Shortly before Christmas, a seemingly unimportant release hit the leveraged buyout news wires. The arrangers, made up of Deutsche Bank, Goldman Sachs, Allied Irish Banks, Bank of Ireland and Barclays Capital, of the €2.4bn loan facility provided to Valentia Telecommunications in 2001 to help fund its acquisition of Eircom, Ireland's incumbent fixed line telecommunications group, had at last been made free to trade in the secondary loan market.

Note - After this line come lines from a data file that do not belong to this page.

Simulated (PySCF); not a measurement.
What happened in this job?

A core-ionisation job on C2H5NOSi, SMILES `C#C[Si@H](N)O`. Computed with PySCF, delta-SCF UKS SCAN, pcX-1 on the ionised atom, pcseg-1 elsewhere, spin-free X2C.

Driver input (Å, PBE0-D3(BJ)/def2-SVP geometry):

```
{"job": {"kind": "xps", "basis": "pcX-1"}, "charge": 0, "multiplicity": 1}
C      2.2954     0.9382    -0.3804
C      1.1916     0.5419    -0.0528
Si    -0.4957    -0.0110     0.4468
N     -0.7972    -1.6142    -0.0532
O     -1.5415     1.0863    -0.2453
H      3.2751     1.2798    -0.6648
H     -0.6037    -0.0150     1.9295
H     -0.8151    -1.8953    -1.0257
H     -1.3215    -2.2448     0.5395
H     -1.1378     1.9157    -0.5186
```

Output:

Perhaps this news was of no great surprise to market watchers. After all, the deal was originally launched post-September 11 into a market that was already suffering from a measure of indigestion courtesy of one too many telecommunications sector deals. The initial sub-underwriting phase of the loan had transmuted into a take-and-hold one and further distribution plans had been cancelled. The fees paid at this stage had to be flexed and the arranging group, we were told, was left long. Surely the opening of a secondary phase, permitting a loan to be traded without restriction in the market, was simply a much-delayed next step for the lending group to reduce their exposure, enabling them, finally, to deploy the resources they'd committed somewhere else? In principle yes, but the actual details may be a little more involved, and the reasoning that little bit subtler.
The timing of the announcement, coming close to most financial institutions' financial year-ends, is significant in this respect. Reducing exposure levels at this time of year in order to manage the year-end balance sheet position is not especially new. Indeed, it was widely reported at the end of 2001 that this issue was one of the reasons that led to the shift from sub-underwriting to take-and-hold for this very facility. As the initial effort was launched towards the end of the year, with the retail phase planned for early 2002, the banks invited to participate were nervous about holding underwriting positions over a year-end in such an uncertain market.
However, this practice is becoming more common also because more and more banks adopt mark-to-market practices for their loan books. In essence, this practice requires financial institutions to value their loan portfolios periodically, and in particular, to reflect any loans valued below par at that reduced level on their balance sheets. For quite some time loans held as ?inventory? – that is, held as a trading asset or pending distribution through the syndication process – have been required to be valued based on market information. However, the retained exposure from such facilities has historically been held at par in the absence of specific write-offs or provisions. This is no longer the case and as a result banks and other loan investors, particularly in Europe, have an awkward problem to deal with. What exactly is the market price of a loan asset, especially something as illiquid as a leveraged loan?
In the case of the Valentia transaction, it may be that tightening internal controls not only put pressure on loan portfolio managers' position limits (especially if the arrangers were long) with respect to the facility, but also the veracity of its carrying value too. At the time the retail phase was cancelled, the arrangers reported that they had achieved around 75 per cent of their targeted sell-down levels. This may of course have simply been bravura on their part in the face of failure, but if we take it at face value, why then the pressure to reduce exposure levels now? Significantly, in order to entice new investors into the transaction, the arrangers also announced that the pricing had been flexed once again with the margins on each tranche increased by 50bp. Conveniently, this would also increase the price at which the loan would trade in the market, reducing any fall in the reported value of the loan from the arrangers' standpoint. Thus the ?problem? can be fixed in two ways through the ability to trade the loan: balance sheet exposures are reduced (assuming there are takers for the asset at the new pricing level), and the value of the remaining positions is both more transparent and closer to par.
PEI has discussed valuation and transparency issues in the context of private equity transactions on a number of occasions. As the above example illustrates, this is a wide-ranging theme not simply restricted to the equity players but, increasingly, includes the providers of debt too. Looking ahead, something as simple as the date may affect underwriting LBO debt facilities, and therefore sponsors will effectively need to get deals done prior to banks' annual cut-off point. Though in the past only an issue in times of unsettled markets, with the implementation phase of the new capital regime for banks fast approaching and the number of active large underwriters shrinking, this could well become a major factor going forward.